The Final Overtime Rule's Three Big Changes
May 20, 2021
The time has finally come for the Department of Labor's (DOL) anticipated final overtime rule. After many years and much work, the rule was officially implemented on January 1, 2020. With implementation comes three big changes that affect millions of workers. According to the DOL, approximately 1.3 million workers are now eligible for overtime pay.
The final overtime rule directly affects how companies can classify exempt workers for the purposes of maintaining compliance with the Fair Labor Standards Act's (FLSA) minimum wage and overtime requirements. It has no impact on any of the other aspects of the FLSA.
The overtime rule essentially determines which white-collar workers can be considered exempt from overtime pay. Prior to the Obama administration's revisiting of the rule in 2016, it had not changed since 2004. The rule establishes two tests by which employers can determine an employee's exempt status. They are the duties test and salary test.

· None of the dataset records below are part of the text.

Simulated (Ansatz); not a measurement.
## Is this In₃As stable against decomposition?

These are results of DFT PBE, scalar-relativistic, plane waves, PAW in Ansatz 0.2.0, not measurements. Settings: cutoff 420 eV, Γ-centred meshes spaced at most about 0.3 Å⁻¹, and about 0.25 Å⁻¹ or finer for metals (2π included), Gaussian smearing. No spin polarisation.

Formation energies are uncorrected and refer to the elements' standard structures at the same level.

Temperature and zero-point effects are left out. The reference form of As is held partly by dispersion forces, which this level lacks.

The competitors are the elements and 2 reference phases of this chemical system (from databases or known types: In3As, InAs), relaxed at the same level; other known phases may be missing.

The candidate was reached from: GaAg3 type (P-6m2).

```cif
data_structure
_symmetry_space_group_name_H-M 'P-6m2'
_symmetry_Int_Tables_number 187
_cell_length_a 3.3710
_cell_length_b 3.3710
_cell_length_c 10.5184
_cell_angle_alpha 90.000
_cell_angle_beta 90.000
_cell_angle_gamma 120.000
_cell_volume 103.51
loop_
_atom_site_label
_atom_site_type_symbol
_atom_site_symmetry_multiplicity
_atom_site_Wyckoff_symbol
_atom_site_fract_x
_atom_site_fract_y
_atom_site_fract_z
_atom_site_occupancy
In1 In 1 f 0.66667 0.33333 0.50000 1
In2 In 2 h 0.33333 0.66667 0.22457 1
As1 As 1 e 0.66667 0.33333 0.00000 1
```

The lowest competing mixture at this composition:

Both tests were updated under rule changes implemented by the Obama DOL. Those changes were set to be implemented on December 1, 2016. However, a federal lawsuit stopped implementation in its tracks. The Trump administration then went on to create the final rule now in effect.
The primary difference between the Obama and Trump administration rules is the number of people newly eligible for overtime pay. Obama era rules would have expanded overtime pay to more employees. That notwithstanding, more than 1 million workers are now eligible for overtime pay. There are three substantial changes responsible for that:
The biggest change, by far, is an increase in the standard salary threshold. Full-time salaried employees who earn up to $35,568 per year must now receive overtime pay for any hours worked in excess of 40 per week. The salary threshold works out to $684 weekly, up from $455.
Calculating overtime for salaried workers is fairly straightforward. Employers divide employee weekly pay by 40 to determine the hourly rate. Any overtime hours worked are paid at 1.5 times that rate.
Highly compensated employees – typically senior managers – are considered exempt if their annual compensation meets a certain threshold. That threshold has been increased to $107,432 annually. In order for a highly compensated employee to remain exempt, he/she would have to earn more than that amount AND receive at least $684 per week in regular salary and/or fees.
A highly compensated employee whose income falls below that threshold is no longer exempt. He/she must still be paid 1.5 times his/her average hourly rate for any hours worked in excess of 40 in a given week.
The third big change involves how employers calculate weekly and annual earnings. Under the new rule, they can now rely on non-discretionary and incentive payments to account for up to 10% of an employee's standard pay. For example, employers who incentivize their white-collar workers through bonus pay can include all or part of that pay in salary calculations.
Note that the new overtime rule is absent some of the changes made to the tasks test under the Obama administration rule. As such, the majority of workers made eligible for overtime pay by the Trump DOL rule are eligible primarily because of changes in the salary test.
If your company has not taken the time to understand the final overtime rule, now would be a good time to bring everyone up to speed on it. Any employees affected by the rule must now be paid overtime rates when applicable.